According to the Commerce Department, housing starts for the month of October fell 4.5%, to a seasonally-adjusted annual rate of 791,000, the lowest level on record. The number was actually above expectations, if you can believe that, as projections were for a decline of 5.8%, to 780,000. In the past year, housing starts have fallen by about 38% and are down about 65% from the peak seen early in 2006.
Building permits, an indicator of future construction, also fell sharply, by 12%, to a record low of 708,000 annualized units. Permits for single-family homes, considered by many analysts as the most important figure in the report, fell 14.5% to 460,000, the slowest in 26 years. Building permits are down 40% in the past year.

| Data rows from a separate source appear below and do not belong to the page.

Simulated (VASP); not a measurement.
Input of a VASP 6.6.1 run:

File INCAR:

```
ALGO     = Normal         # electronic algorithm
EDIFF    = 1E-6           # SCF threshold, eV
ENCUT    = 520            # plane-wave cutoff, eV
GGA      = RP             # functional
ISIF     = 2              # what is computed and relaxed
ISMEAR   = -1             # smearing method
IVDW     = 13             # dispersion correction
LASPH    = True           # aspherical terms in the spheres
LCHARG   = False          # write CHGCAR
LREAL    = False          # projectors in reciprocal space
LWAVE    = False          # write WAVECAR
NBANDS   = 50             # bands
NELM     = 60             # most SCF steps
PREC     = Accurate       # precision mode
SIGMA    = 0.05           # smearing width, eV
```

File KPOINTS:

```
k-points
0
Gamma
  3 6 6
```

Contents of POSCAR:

Builders are frantically cutting back their production of new homes, trying to work off a mammoth glut of unsold inventory. The more builders cut production, the sooner the market can recover.
New construction on single-family homes fell by 3.3% for the month, to an annualized rate of 531,000. Construction on buildings with 5 units or more, one of the few positives in the report for the past few months, also fell, by 5.7%, in a sign that rental properties may not be in demand anymore.
Regionally, total starts fell by 31% in the Northeast and 13.7% in the Midwest. Surprisingly, starts made a gain in the South and in the West, the hotbeds for the housing over-exuberance that has occurred. Starts rose 1.5% in the South, complementing a gain of 7.5% in the West.